Maybe you think I'm mean-spirited in pointing to inadequate citations in a (quasi)scholarly publication. Scholars, though, should expect readers to check their citations. The basic purpose of a citation is to provide support for a claim by providing documentation of sources that made this claim previously, or to document what other scholars have concluded, even if these conclusions are ones you want to question. You can also work backwards, checking the citations in cited sources to see if they are valid too. Tracing claims backwards through the references of several articles is an excellent way of learning the secondary literature in a subfield.

There might be several reasons why I might check sources. For example, the Edward Said citation I talked about in yesterday's post seemed suspicious because I know that is not the main point of Said's book. Sometimes I'll see two citations side by side that might seem incompatible or wildly different in genre: if someone is citing Shakespeare and Talcott Parsons to support the same claim I might get suspicious. Maybe a claim seems improbable and I want to see if the sources cited really support it. In other cases, I might just be curious about what a previous author said, so I'll check out the source for that reason. Maybe it contains a separate claim that I want to use in my own work.
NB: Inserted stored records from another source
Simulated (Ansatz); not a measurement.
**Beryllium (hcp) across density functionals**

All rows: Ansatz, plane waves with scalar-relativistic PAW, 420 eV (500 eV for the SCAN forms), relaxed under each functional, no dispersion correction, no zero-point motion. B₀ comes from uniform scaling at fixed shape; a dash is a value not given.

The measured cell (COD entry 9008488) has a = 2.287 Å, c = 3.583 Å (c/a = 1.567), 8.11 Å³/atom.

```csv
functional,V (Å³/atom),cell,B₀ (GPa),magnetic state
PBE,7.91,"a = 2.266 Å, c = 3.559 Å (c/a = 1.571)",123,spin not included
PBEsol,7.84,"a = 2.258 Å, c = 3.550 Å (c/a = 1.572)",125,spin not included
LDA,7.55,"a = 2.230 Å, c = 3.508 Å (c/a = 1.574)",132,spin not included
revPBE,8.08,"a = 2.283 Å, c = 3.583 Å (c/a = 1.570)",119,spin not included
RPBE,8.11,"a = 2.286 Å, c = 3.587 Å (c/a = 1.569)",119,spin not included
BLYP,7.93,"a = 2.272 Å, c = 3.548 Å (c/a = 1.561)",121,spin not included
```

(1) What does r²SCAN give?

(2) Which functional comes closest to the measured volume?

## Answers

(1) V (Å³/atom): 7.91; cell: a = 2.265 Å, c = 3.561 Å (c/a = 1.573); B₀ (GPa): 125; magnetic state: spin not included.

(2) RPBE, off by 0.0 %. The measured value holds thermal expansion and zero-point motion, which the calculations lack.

Overcitation can cloud the waters by making it difficult for readers to check the references, sometimes creating a false impression that a lot of serious research has gone on. Massive references can intimidate less experienced scholars. A superfluous source is one that is adduced in support of a non-controversial or over-obvious point, or is redundant or irrelevant, or doesn't quite support the claim being made. Since overcitation is not a hanging offense like plagiarism, people get away with it a lot more.

Another mistake some people make is place all references on equal footing. What if the source I'm citing is a self-help book of dubious scholarly merit? It is still a name in parentheses with a page number and a date, but it should not have the same authority. Maybe it is a book published 100-years ago. Should I cite it alongside a more recent source without acknowledging the time lag? I want to feel I trust a scholar to have made the relevant acts of discrimination so sh/e can steer me to valid sources of information. Anything that undermines that trust weakens scholarly authority.